Brazilian authorities require that new farmland developments are environmentally sustainable and compatible with national and local environmental regulations. Agrifirma’s farming methods are fully compliant with government policy. The company’s strategy is to develop land only in areas where other farm operators have successfully applied for environmental licences in the past.

Our philosophy is that taking care of the environment is the most certain way to obtain the best results from the land which we are developing. Environmentally friendly farming methods make the soil richer and healthier and preserve the land’s potential for future generations.

  • Agrifirma has no operations in the Amazon rainforest or areas at risk of deforestation. The land being developed is typically low density scrubland or pastureland;

  • All set-aside requirements and land preservation notices are scrupulously enforced as a matter of corporate policy. In practice we set aside more land on our farms than is required in law;

  • Brazil has higher set aside requirements than most other countries (20%-35%), and is the only country where farm operators receive no financial compensation for complying with these requirements.
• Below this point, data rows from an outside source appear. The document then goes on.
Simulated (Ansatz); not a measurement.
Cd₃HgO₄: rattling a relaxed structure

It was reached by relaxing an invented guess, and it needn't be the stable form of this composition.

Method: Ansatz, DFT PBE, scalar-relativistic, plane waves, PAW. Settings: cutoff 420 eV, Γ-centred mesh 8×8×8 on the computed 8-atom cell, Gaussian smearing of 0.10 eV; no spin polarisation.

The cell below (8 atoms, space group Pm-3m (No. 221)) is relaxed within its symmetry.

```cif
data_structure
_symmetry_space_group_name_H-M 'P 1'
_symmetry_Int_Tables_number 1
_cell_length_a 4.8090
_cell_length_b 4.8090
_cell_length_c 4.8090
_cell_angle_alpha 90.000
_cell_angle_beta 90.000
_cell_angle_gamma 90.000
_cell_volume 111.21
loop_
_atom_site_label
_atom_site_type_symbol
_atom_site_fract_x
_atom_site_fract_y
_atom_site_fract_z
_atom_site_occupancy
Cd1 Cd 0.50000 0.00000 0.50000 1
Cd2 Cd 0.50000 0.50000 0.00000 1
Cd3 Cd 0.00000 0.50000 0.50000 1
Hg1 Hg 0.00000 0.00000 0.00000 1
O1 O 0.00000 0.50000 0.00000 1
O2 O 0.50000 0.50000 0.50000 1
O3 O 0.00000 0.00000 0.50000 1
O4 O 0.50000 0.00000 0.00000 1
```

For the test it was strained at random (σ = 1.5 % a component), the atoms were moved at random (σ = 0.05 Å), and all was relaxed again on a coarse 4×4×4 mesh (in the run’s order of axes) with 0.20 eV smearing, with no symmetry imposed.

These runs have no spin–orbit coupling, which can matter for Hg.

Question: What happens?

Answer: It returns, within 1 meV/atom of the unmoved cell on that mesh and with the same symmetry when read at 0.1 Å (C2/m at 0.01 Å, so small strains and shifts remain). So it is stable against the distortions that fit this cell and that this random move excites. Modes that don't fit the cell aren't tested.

  • Agrifirma has a consultancy arrangement with The Nature Conservancy (TNC), one of the world’s most prominent environmental NGOs, to advise on best environmental practice. We also work with Aliança da Terra;

  • Crop developments are based on state-of-the-art technology, including fertilization, crop rotation, irrigation and weed controls to ensure that our production is sustainable over time;

  • Wherever possible Agrifirma adopts minimum and no-till technology. No-till farming minimises the use of water, saves on fuel consumption and retains natural soil nutrients, which in turn increase yields and reduces carbon emissions;

  • With no-till methods, straw and other organic matter left behind by the previous crop is retained. As a result soil fertility improves, carbon dioxide is retained rather than released into the atmosphere, water is used more efficiently and soil erosion is avoided. Fewer chemical fertilisers and fossil fuels are needed;

  • By adding new grasses on a regular basis, over the life cycle of a farm development, sustainable farming methods ensure that cultivation results in net carbon sequestration rather than a net carbon loss – a major difference from commercial farming operations in the northern hemisphere;

  • Agrifirma’s policy is one of 100% compliance with Government regulations on the use of GMO seeds;

  • We regularly monitor the condition of all water sources on our farms (rivers, ponds and wells). To date we have found no traces of fertilizers, chemicals or any other by-product of our farming activities in the water sources. No underground aquifiers are being depleted.

  • Set aside and preservation areas on our farmland are carefully planned so as to link five rivers and create a continuous living space for a wide range of native species.

  • The success of Embrapa, the Brazilian agricultural research institute, in developing methods to allow the cultivation of previously unsuitable soils is an important milestone in the development of new sources of food and animal feed for the world. The breakthrough was highlighted in an article in The Economist (see “The Miracle of the Cerrado”, August 2010);

  • Brazil is the first country in the world to demonstrate that it is possible to achieve world class agricultural yields from commercial farming in a tropical region. All the main food baskets of the world, such as the Prairies in Canada, the Mid West in the United States and the Steppes in Europe, are in temperate zones;

  • Unlike those temperate zones, where ploughing is necessary to grow crops successfully, Brazilian farms are able to make much greater use of no-till and minimum-till farming methods, which produce better carbon retention and ultimately, with the addition of new grasses, sequester more carbon than they use;

  • The Brazilian model therefore holds out the prospect of a material improvement in the current imbalance between supply and demand in the global market for food with a reduced risk of serious and enduring environmental detriment – a positive development for the welfare of mankind in the 21st century;

  • For that to be realized however, it is important that environmentally sustainable farming methods are both encouraged and implemented effectively. Despite the rapid economic growth of the past 20 years, 60% of Brazil’s landmass retains its native biome and landscape. The comparable figure in Europe, after several centuries of cultivation, is less than 1%.